I haven't read it in detail though.

and this:

https://wiki.archlinux.org/index.php/Diskless_network_boot_NFS_root

and this:

http://ubuntuforums.org/showthread.php?t=1019932

Cheers

Jon

----------

## NeddySeagoon

gerdesj,

Thanks for your help.

The first link shows pxe booting with nfs version 4 using an initrd, so you can call userspace mount to mount root as nfs4.

The others use nfs3.

I really wanted to avoid an initrd if I could. I should have said that in my first post.

----------

## logistiker

After some exhausting searching on the internet, here's what I found:

Several websites mentioned that the kernel does not support nfsv4 as a nfs root filesystem.   It would be nice to know why this support doesn't exist since it seems several people have asked this question.  I can confirm that it works fine when booting as nfsv2 or nfsv3, although I would make sure to specify nfsv3 (nfsvers=3 in the pxe boot config) because nfsv2 does not support large file sizes (several gigabytes).

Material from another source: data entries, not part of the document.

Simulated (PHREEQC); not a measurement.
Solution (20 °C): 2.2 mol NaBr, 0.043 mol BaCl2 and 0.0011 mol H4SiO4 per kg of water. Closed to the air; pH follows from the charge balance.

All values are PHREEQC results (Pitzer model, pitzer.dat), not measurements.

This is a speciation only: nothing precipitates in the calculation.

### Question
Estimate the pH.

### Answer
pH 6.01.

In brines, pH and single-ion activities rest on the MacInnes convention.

Many people have claimed that they can get nfsv4 to mount as a root file system but it seems every claim has mentioned the use of initrd in the pxe config.  It would be nice to have some explanation on how to set up an initrd to mount nfsv4 as a root filesystem though.  Can anyone post here what steps involved are for that?

----------

## NeddySeagoon

logistiker,

When time permits I shall try the initrd route. I suspect its much like mounting root on LVM over raid.

The big questing going the initrd is does busybox support NFS4 mounts or will I need a static mount.

I'm not in any hurry. It appears the the 3.3-rcX kernel no longer read my my wireless Logitech unity keyboard, so I can have a mediaplayer that does sound over HDMI with the radeon driver but no keyboard, or I can have the keyboard but must use the binary blob to get sound over HDMI.  I'm short of time to play too.

----------

## richard.scott

Hi NeddySeagoon,

You've helped me lots in the past so I thought I'd jump in.

If you use Genkernel to help make your initrd and PXE Boot then don't use a version greater than v3.4.18 as it won't mount the squashfs image via NFS when you PXE boot.

See here for others having the same problem: https://forums.gentoo.org/viewtopic-t-912898-highlight-.html

You need to cache the CD image in RAM on the client incase you loose all network connectivity to the NFS server... this way your node doesn't just die.

Rich

----------

## NeddySeagoon

richard.scott,

Thank you.  Right now I have a bigger problem with my media server and need to fix that before I play with NFS4 and PXE boot

Everything in the system in LVM over raid5. I have two drives with in the raid with bad blocks on bit in different places. The means the raid is servicable and all the information is there but I can't drop a drive out to replace it without losing data, since I won't have a complete degraded raid set to work with.

I need to fix that first.  The data thats affected is my DVD collection, so its expendable. Its just the time to stuff the DVDs back in.

----------

## VoVaN

I'm using PXE boot for quite a while. Currently I'm using NFS3, but, as I can remember, I've been able to mount NFS4 using standard busybox mount. Please post about the progress with this NFS4 issue.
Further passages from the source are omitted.